Skip to content

Using Patterns

In Privacera Discovery, a Pattern is a regex-based detector configured under Discovery → Patterns. Patterns match data values in file content and table columns. Each pattern produces a content feature key with the c_ prefix (for example c_AGE).

Rules combine pattern features with keyword dictionaries, models, or other features to assign tags. For unstructured scans, confirm Rules Mapping links the pattern feature key to the output tag.


Age Pattern

The AGE pattern detects person age values in healthcare, HR, and customer records where age is stored as a numeric value with or without a unit suffix. Tag: AGE.

Tip

The tag, pattern, and dictionary are disabled by default; rules are enabled by default. To detect age values in your data, enable the following in the portal:

  • Tag: Enable the AGE tag (Tags).
  • Pattern: Enable the AGE pattern (Patterns). The bundled pattern name is AGE; the content feature key is c_AGE.
  • Dictionary: Enable the AGE_KEYWORD dictionary if you use the strict rule (Dictionaries). See Age Keyword.
  • Rules: Ensure the Age Strict structured rule and the unstructured rule rule_age are present and enabled (Rules).

The pattern identifies age values based on the following criteria:

  • Format: Numeric values from 0 through 129 (inclusive), with an optional decimal portion, in one of these shapes:

    Format Example
    With unit suffix 45 years old, 32 yo, 67 years, 21 yrs, 8 yr old, 55 yo, 10 y.o.
    Bare numeric 45, 12.5, 73

    Word boundaries prevent matching digit substrings inside longer numbers.

  • Structured rules: Only a strict rule ships by default — Age Strict requires both c_AGE (pattern match) and m_AGE_KEYWORD (column-name keyword). There is no review fallback rule for structured data, because bare numeric values in unrelated columns (quantities, years, IDs) produce unacceptable false-positive rates without column-name context.

  • Unstructured rules: The bundled rule rule_age requires c_AGE and c_AGE_KEYWORD within a 5-word proximity window. Use Discovery → Rules Mapping to confirm c_AGE maps to AGE.

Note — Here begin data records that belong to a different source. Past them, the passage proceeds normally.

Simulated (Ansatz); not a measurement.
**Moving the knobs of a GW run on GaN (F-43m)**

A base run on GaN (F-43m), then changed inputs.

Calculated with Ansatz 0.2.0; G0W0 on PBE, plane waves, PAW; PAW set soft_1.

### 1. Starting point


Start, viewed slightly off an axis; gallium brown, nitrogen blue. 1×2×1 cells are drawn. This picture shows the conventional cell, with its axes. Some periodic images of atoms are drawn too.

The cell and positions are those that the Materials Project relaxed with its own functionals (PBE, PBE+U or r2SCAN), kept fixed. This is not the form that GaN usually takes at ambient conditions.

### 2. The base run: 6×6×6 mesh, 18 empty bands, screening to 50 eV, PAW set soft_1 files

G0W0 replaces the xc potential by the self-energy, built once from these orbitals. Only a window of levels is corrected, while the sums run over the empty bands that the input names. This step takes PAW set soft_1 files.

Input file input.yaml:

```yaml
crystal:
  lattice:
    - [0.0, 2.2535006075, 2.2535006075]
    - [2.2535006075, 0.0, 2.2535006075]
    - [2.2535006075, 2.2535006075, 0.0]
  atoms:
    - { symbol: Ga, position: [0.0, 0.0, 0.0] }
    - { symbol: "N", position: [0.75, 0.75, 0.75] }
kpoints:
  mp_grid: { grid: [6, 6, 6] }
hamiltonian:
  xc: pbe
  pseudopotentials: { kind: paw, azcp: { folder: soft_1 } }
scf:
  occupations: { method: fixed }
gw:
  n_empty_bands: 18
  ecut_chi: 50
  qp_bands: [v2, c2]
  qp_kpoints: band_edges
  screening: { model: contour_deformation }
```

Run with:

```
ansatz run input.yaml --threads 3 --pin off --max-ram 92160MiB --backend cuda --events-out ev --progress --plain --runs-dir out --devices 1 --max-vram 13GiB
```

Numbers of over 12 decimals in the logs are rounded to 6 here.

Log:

Pattern name Apply for Content feature key Test value
AGE file_content, table_column c_AGE 45 years old

Overlap with other detectors

Bare numeric age values can overlap with quantities, years, and other short numeric fields. Prefer the Age Strict structured rule (pattern + column keyword) rather than enabling pattern-only detection on wide tables. Review DOB / date-of-birth rules if your program classifies birth dates separately from age.

Quick checklist

  • Enable the AGE tag.
  • Enable the AGE pattern under Discovery → Patterns.
  • Enable AGE_KEYWORD dictionary and link the AGE tag.
  • Enable Age Strict structured rule and rule_age unstructured rule; confirm Rules Mapping for c_AGE.

Gender Pattern

The GENDER pattern detects gender or sex values commonly stored in demographic, healthcare, and HR datasets. Tag: GENDER.

Tip

The tag, pattern, and dictionary are disabled by default; rules are enabled by default. To detect gender values in your data, enable the following in the portal:

  • Tag: Enable the GENDER tag (Tags).
  • Pattern: Enable the GENDER pattern (Patterns). The bundled pattern name is GENDER; the content feature key is c_GENDER.
  • Dictionary: Enable the GENDER_KEYWORD dictionary if you use the strict rule (Dictionaries). See Gender Keyword.
  • Rules: Ensure the Gender Strict and Gender structured rules and the unstructured rule rule_gender are present and enabled (Rules).

The pattern identifies gender values based on the following criteria:

  • Format: Single-letter codes and common full-word values, including:

    Category Examples
    Single-letter codes M, F, X, U, O (case-insensitive)
    Full words male, female, non-binary, non binary, intersex, other, unspecified, unknown, transgender, genderqueer, agender, cisgender
    Declined to answer prefer not to say, prefer not to disclose, not applicable

    Word boundaries prevent matching gender tokens inside longer words.

  • Structured rules:

    • Gender Strictc_GENDER + m_GENDER_KEYWORD → high-confidence (ACTUAL_SCORE).
    • Genderc_GENDER without m_GENDER_KEYWORD → review score.
  • Unstructured rules: The bundled rule rule_gender requires c_GENDER and c_GENDER_KEYWORD within a 5-word proximity window. Use Discovery → Rules Mapping to confirm c_GENDER maps to GENDER.

Pattern name Apply for Content feature key Test value
GENDER file_content, table_column c_GENDER female

Quick checklist

  • Enable the GENDER tag.
  • Enable the GENDER pattern under Discovery → Patterns.
  • Enable GENDER_KEYWORD dictionary and link the GENDER tag.
  • Enable Gender Strict and Gender structured rules and rule_gender unstructured rule; confirm Rules Mapping for c_GENDER.

Conclusion

Patterns provide regex-based value detection for formats that do not need a full heuristic model. Combine patterns with keyword dictionaries in rules to reduce false positives — especially for fields like age where bare numbers are ambiguous without column-name context.